Reverend Parris despairs upon hearing this. He insists that the doctor consults his books again, upon which Susanna says:
Aye, sir, he have been searchin' his books since he left you, sir. But he bid me tell you, that you might look to un-natural things for the cause of it.
The Reverend's eyes widen in shock and he blurts out that there are no unnatural causes present. He has already summoned Reverend Hale from Beverley who will determine this fact. Once again, Reverend Parris asserts that the doctor needs to consult his books once more. Before Susanna leaves, both Abigail and the Reverend ask her to speak nothing of unnatural causes in the village.
Once Susanna is gone, Abigail tells her uncle that there are rumours of witchcraft in the village. The Reverend then confronts her about their actions in the forest, stating that his good name was in the balance. The truth had to come out. He asks Abigail if they had been conjuring spirits. Abigail denies this and states that they were just having some sport. The Reverend is clearly afraid and insists that Abigail tells the truth for his enemies would use this as an opportunity to get rid of him.
Now look you, child, your punishment will come in its time. But if you trafficked with spirits in the forest I must know it now, for surely my enemies will, and they will ruin me with it.
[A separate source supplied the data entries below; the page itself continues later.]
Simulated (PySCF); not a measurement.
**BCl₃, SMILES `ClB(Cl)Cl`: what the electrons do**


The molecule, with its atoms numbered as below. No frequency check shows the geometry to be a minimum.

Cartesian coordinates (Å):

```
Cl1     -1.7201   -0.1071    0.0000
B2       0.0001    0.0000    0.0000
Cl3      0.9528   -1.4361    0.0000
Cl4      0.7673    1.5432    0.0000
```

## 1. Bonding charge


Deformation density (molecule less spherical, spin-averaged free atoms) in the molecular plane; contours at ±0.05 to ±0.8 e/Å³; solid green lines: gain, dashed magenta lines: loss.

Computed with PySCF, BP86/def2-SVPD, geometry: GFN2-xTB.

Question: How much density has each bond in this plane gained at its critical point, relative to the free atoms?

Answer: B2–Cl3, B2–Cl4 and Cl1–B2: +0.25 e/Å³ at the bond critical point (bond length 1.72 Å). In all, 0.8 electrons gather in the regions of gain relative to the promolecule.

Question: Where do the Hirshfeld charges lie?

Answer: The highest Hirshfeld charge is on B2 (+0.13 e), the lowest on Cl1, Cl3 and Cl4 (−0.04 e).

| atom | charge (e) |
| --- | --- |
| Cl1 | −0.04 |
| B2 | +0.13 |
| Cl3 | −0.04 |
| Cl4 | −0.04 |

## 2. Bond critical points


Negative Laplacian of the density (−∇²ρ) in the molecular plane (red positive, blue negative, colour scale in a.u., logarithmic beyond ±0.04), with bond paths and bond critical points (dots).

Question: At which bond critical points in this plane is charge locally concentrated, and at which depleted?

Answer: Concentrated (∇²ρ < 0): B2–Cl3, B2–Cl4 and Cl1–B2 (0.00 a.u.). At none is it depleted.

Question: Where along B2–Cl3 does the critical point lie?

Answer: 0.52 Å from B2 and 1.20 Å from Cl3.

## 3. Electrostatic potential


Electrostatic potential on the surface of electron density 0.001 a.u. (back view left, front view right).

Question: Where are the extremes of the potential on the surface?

Reverend Parris is paranoid about his position. He has been at loggerheads with a number of parishioners such as John Proctor, who had accused him of being materialistic and using the church to enrich himself. He bitterly resents Proctor's accusations and believes that John and his friends want to oust him from the pulpit. He is prepared to do everything in his power to safeguard his position.
The fact that three members of his household had been performing unholy acts in the forest, therefore, puts the Reverend in a terribly compromising position and in a desperate attempt to protect himself, he later turns against the very parishioners whom he should protect, resulting in the conviction and execution of many innocent villagers.